Single CPU Core Matrix Multiplication Benchmarks

This repository aims to benchmark Matrix Multiply (SGEMM) hand-tuned libraries and code generation stacks on a single thread on one CPU core. The focus will be on machine learning workloads so FP32 or smaller and irregular sizes of matrices. The goal is to expose high performance atomic kernels that can then be used to build highly efficient higher level implemenations spanning multiple cores or distributed across systems.

Results

Results on Intel XEON Skylake (iMAC PRO, AVX512)

Results on Xeon Cascade Lake (GCP C2 instance, AVX 512)
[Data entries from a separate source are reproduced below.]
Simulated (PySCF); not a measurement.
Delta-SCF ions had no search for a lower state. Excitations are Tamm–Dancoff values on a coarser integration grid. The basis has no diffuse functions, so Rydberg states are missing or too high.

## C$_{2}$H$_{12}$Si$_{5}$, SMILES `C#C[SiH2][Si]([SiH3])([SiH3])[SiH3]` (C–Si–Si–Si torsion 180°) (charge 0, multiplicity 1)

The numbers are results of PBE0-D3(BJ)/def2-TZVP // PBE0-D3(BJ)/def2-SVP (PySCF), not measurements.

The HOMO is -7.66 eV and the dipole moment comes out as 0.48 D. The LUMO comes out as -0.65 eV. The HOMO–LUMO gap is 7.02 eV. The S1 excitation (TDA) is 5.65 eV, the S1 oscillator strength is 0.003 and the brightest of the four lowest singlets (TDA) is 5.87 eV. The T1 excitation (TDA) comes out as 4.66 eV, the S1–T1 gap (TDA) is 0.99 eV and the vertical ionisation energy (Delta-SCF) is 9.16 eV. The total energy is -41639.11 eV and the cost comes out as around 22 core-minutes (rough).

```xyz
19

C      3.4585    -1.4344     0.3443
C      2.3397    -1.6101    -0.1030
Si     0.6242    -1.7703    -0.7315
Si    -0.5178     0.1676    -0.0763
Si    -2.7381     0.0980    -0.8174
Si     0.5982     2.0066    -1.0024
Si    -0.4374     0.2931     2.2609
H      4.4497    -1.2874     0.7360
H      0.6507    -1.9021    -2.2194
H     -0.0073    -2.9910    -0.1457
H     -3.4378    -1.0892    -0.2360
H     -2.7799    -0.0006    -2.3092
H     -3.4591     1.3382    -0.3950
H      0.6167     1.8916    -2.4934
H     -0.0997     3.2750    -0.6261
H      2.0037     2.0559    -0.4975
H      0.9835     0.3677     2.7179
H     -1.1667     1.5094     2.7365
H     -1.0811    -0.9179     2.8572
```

Results on Xeon Cascade Lake Codegen TVM, Halide, MLIR (GCP C2 instance, AVX 512)

Results on AMD Ryzen 5950x (ZenV3, compared to AMD's BLIS and OpenBLAS for RESNET50 sizes)

Results on Intel XEON E-2276M Coffee lake (Thinkpad P53, AVX2)

Results on Apple M1 (NEON - no AMX2)

Note: 8GB Mac Mini runs roughly 25% slower than the 16GB version on other tests.

Installation

First checkout the repo with submodules

git clone --recurse-submodules https://github.com/mmperf/mmperf.git

To build the code, run

cmake -GNinja -DCMAKE_CXX_COMPILER=clang++-11 -DCMAKE_C_COMPILER=clang-11 -DUSE_MLIR=ON -B build .
cmake --build build

Another example to build with all backends. Assumes you have MKL, OpenBLAS and Halide installed (see below to install)

HALIDE_DIR=/home/foo/lokal/halide/ MKL_DIR=/opt/intel/oneapi/mkl/latest/ cmake -GNinja -DCMAKE_CXX_COMPILER=clang++-11 -DCMAKE_C_COMPILER=clang-11 -DMKL_DIR=/opt/intel/oneapi/mkl/latest/ -DUSE_MLIR=ON -DUSE_MKL=ON -DUSE_RUY=ON -DUSE_HALIDE=ON -DUSE_OPENBLAS=ON -B build .

cmake --build build

To plot the results, you will need to install matplotlib.

pip install matplotlib

Running the code

We use AOT compilation to generate the binaries for matrix multiplication and then run them to generate the benchmarking numbers. To run all the tests, do

cmake --build build/matmul --target run_all_tests

The plot will be saved in matmul.png

To run a specific matrix size (say 24x64x512), run

./build/matmul/matmul_<LIBRARY>_24x64x512

Installing optional dependencies: Halide, OpenBLAS, MKL

Halide

 git clone https://github.com/halide/Halide.git --recurse-submodules
 cd Halide/
 sudo apt install libclang-11-dev clang-11 liblld-11-dev
 LLD_DIR=/usr/lib/llvm-11/lib/cmake/lld cmake .. -GNinja -DCMAKE_BUILD_TYPE=Release -DTARGET_WEBASSEMBLY=OFF -DCMAKE_INSTALL_PREFIX=/home/<foo>/lokal/
 ninja
 ninja install
 export HALIDE_DIR=/home/<foo>/lokal/halide

OpenBLAS

sudo apt install libopenblas-dev

BLIS

git clone https://github.com/flame/blis
cd blis
./configure --prefix=/home/foo/lokal/ --enable-cblas -c amd64
make -j 16
make install

Intel MKL

Download and install from https://software.intel.com/content/www/us/en/develop/articles/installation-guide-for-intel-oneapi-toolkits.html

Code structure

The linalg codegen pass is in matmul/matmul-compile/matmul-compile.cpp.

Theoretical Max FLOPS

This benchmark was run on an Intel Xeon CPU running at 3.1GHz. The machine has 256Kb L1 cache, 8Mb L2 cache and 24.8Mb L3 cache. It supports AVX-512 instructions. The peak performance of the machine is 3.1 x 8 x 2 x 2 = 99.2 GFLOPS for double precision and 198.4 GFLOPS for single precision.